I will never forget the morning of September 11, 2001. I remember so many of the details of my day that day – I remember them so vividly that it feels more like yesterday than it does 21 years ago. Images, details and feelings etched deep into my memory.

One of the most intense memories was the feeling of otherness – trying to comprehend a political and religious ideology that not only excused the mass murder of innocents but actually glorified it. Al Quaeda – and radical Islam in general – had normalized the politics of hate for their followers. The ends always justified the means, even if those means were incomprehensibly barbaric.

Bin Laden and his lieutenants often spoke about their “war” with the United States and the west as justified in order to stop “oppression,”

 

            "Our terrorism against the United States is worthy of praise to deter the oppressor….” 

 

This normalization of the politics of hate by Bin Laden and his cronies seemed so unbelievably foreign to me as an American. Sure we strongly disliked political leaders that we disagreed with but the idea that that dislike would transfer from political leaders to just average citizens seemed incomprehensible. Even more incomprehensible was the idea that any group of people would be willing to condone or even encourage violence against political opponents.

That could never happen here in the United States, right?

Wrong.

We certainly aren’t to the point of endorsing the mass murder of innocents, but the seeds of the normalization of the politics of hate have not simply been planted – they are growing stronger every single day.

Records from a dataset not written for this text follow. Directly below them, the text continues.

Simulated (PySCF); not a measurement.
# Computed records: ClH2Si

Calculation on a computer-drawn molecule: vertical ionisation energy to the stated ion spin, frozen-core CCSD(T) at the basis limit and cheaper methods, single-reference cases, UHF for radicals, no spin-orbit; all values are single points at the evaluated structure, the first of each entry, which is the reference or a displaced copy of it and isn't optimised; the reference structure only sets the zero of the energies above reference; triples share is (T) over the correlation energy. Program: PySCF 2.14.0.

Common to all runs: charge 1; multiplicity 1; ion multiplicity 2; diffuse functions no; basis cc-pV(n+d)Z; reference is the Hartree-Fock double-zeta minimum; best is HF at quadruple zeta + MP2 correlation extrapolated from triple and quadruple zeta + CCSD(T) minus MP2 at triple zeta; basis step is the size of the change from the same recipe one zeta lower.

What began with Hillary Clinton’s unprecedented (up to that point) attack on supporters of her political opponent – the famous baskets of deplorables speech – has blossomed into the terrifying image of President Joe Biden routinely calling Americans “racist” and “semi-fascist” and even going as far as to use a prime-time address to the nation to demonize half of the country.

And it hasn’t simply stopped with the grotesque rhetorical attacks, the American left embraced violence in the summer of 2020 as legitimate – even righteous, has weaponized the Department of Justice and the FBI to attack political opponents, has defended economic deplatforming of opponents, has encouraged censoring opposing views, and been willing to burn any institution or Constitutional norm to the ideological ground if it is in service to their political ends.

The American left has been willing to do all of this because they have accepted the narrative that their political opponents are so dangerous and so wrong that they are not worthy of the protections of modern society. They believe that their political opponents are Nazis, fascists and oppressors and therefore any and all means necessary to stop them must be employed.

This slippery slope doesn’t end well, it won’t simply stop with the excesses and abuses of the left that we have seen to date.

It doesn’t have to be this way, it doesn’t have to end this way.

To right the ship, however, our nation needs an intervention. Our political leaders, the legacy media, big tech and corporate America need to understand that there are consequences.

MSNBC cannot continue to trot the Joy Reids of the world out into primetime accusing every single person who disagrees with them of being a fascist or a white supremacist. Twitter and Facebook cannot continue to silence the voices of tens of millions of Americans who have committed no sin other than disagreeing with the left.

Corporate America cannot continue to allow political and cultural ideology invade and poison the workplace.

Most importantly, our elected leaders – especially the President of the United States – must understand how corrosive, damaging and dangerous it is to wage rhetorical war on half of the country.

September 11, 2001 was a day I would like to forget, but none of us should forget the lessons of that day – especially when it comes to normalizing the politics of hate.

We should remember September 11th but we should also remember the days and weeks after September 11th – when Americans of every ideological stripe quit being Democrats or Republicans, conservatives or liberals, and focused on being Americans.

It is not too late to turn away from the corrosive effects of the politics of hate, but every day we fail to do so, we get closer and closer to the unthinkable.